UN confronts Ethiopia over the atrocities in embattled Tigray region

UN Security to hold first meeting on Tigray – Credit: Eskinder Debebe – Citizen

NEW YORK - The United Nations Security Council [UNSC] stepped up efforts to restore peace and stability in the Tigray region, tasking the Ethiopian government for the first time to "cooperate" in helping millions of "starving" nationals by giving humanitarian access.

Since the war broke out in November 2020 when the Ethiopian National Defense Forces [ENDF] waged an operation against Tigray People's Liberation Front [TPLF] fighters, now Tigray Defense Forces [TDF], thousands are said to have died, millions displaced and hundreds tortured.

Last week, the ENDF and Eritrea troops withdrew from Tigray as a good gesture for a "ceasefire" but vowed to be back "if they dare attack Amhara people in Tigray". But the TDF proclaimed victory, arguing that "we defeated them, we are now pursuing them".

But the UN which has been conspicuously silent on the Tigray issue, came guns blazing on Friday's session, with most speakers stressing the need to restore order and stability in the northern Ethiopia state, which has been rebelling again Addis Ababa since 2018.

"One of the most distressing trends is an alarming rise in food insecurity and hunger due to conflict," the U.N.'s acting humanitarian coordinator Ramesh Rajasingham told diplomats. "More than 400,000 people are estimated to have crossed the threshold into famine and another 1.8 million people are on the brink of famine."

Most of the displaced people ran to the neighboring Sudan, which has also been battling with her own internal challenges. Ethiopia Prime Minister Abiy Ahmed has been blamed for the chaos, despite insisting that "we are pursuing terrorists in our peaceful country".

Of most concern in the Tigray region for the international community is inaccessibility to certain areas in Tigray where the population is in dire need of humanitarian assistance. One of the bridges connecting the region was destroyed by ENDF.

"Basic services to support humanitarian delivery are absent. Mekele [Tigray's capital] has no electrical power or internet. Key infrastructure has been destroyed, and there are no flights entering or leaving the area," the U.N.'s Under-Secretary-General Rosemary DiCarlo said.

"There must be accountability for the grievous human rights violations committed during the conflict, including acts of sexual violence against children and adults and mass killings," DiCarlo added, warning, "there is potential for more confrontations and a swift deterioration in the security situation, which is extremely concerning."
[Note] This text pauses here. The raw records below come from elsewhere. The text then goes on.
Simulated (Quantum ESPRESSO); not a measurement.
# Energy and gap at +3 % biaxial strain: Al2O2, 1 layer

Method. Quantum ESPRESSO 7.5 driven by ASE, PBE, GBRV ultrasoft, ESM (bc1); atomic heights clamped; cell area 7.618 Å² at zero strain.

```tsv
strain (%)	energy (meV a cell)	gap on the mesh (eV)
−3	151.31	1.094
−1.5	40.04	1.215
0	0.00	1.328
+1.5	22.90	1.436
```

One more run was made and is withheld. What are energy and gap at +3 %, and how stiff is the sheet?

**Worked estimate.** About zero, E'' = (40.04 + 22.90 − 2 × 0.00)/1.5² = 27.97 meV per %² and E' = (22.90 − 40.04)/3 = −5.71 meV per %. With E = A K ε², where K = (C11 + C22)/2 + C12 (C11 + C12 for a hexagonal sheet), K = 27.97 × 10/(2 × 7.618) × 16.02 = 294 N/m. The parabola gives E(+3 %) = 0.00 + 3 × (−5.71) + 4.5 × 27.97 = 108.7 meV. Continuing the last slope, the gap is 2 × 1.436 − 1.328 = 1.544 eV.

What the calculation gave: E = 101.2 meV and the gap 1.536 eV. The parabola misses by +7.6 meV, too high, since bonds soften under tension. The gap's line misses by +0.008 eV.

For months, the US has been particularly concerned about the humanitarian crisis in Tigray and even openly calling for the withdrawal of ENDF, Eritrea troops, and Amhara regional forces from that ravaged region. A number of officials have been slapped with travel sanctions.

Linda Thomas-Greenfield, the US envoy to the United Nations, insisted that the world must come out and demonstrate that Tigrayan's lives matter. She outlined measures taken by Washington so far to avert the crisis.

"The U.S. has already acted..the parties to the conflict know that we are watching them, and we’re watching them closely. It’s the first opportunity for us to show that African lives matter as much as other lives around the world," she said.

"We need to see a ceasefire that is permanent; that all of the parties agree to. We need to see the Eritrean troops return. We need to see unfettered access for humanitarian workers. We need to see accountability for the atrocities that have been committed," she added.

Alex de Waal, executive director of the World Peace Foundation, affiliated with Tufts University's Fletcher School of Law and Diplomacy, who follows Ethiopia closely, said that the risk of the international community not sending a strong message is that "ethnic violence … could lead to the disintegration of Ethiopia."

Ethiopia's U.N. Ambassador Taye Atske Selassie on Friday questioned the purpose of the meeting and accused Tigrayan forces of atrocities, but he also appeared to have gotten the message from world powers at the meeting. He said those responsible for atrocities will be held responsible and spoke of "national dialogue."

Ireland's Ambassador Geraldine Byrne Nason, one of the first co-sponsors of calling the meeting along with the U.S. and U.K., said "Council members have an opportunity to send a clear message to the parties on the ground: this conflict must end."